Hi everyone,
i had some pleasant experiences with fast.ai so far, but now I’ve encountered my first mayor issue. I’m using the following piece of code to read a DataFrame into a DataBunch:
def get_valid_idx(data: pd.DataFrame,valid_percentage: float=0.2):
split_idx = int(np.floor(data.shape[0]*(1-valid_percentage)))
return range(split_idx, data.shape[0])
dep_var = 'Transaction Label'
cat_names = ['Buchungstext','Auftraggeber /
Beguenstigter','Verwendungszweck','Kontonummer', 'BLZ', 'Glaeubiger-
ID','Mandatsreferenz','Kundenreferenz','Balance']

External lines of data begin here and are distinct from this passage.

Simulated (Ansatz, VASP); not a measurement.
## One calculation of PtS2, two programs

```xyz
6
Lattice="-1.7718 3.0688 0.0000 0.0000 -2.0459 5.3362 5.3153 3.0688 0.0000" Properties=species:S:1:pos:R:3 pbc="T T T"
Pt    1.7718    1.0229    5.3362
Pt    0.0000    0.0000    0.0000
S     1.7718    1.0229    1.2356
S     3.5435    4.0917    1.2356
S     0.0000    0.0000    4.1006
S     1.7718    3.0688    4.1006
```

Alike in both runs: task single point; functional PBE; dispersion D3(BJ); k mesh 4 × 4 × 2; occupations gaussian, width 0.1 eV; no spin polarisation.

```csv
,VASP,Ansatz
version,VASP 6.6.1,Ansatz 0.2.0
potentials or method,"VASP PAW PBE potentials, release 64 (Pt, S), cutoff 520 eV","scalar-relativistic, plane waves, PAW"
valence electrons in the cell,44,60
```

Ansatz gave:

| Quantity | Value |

cont_names = ['Betrag (EUR)']
procs = [FillMissing, Categorify, Normalize]
path = './tmp'
df = ba.get_data()
df_dropped = df.copy()
del df_dropped['Buchungstag']
del df_dropped['Wertstellung']
valid_idx=get_valid_idx(df)
data = TabularDataBunch.from_df(path, df_dropped, dep_var, valid_idx=valid_idx,
procs=procs, cat_names=cat_names)
However after the parsing, many of the entries are replaced with #na#. This especially happens in ‘Auftraggeber / Beguenstigter’ german for Client / beneficiary’. This columns contains multiple words is it an issue to have columns with more that word or special charaters like ‘+’,’/’,’&’?
Im using the fastai Notebook on paperspace.com btw. If you need information to help me, I happy to provide more.
Thanks to all of you in advance!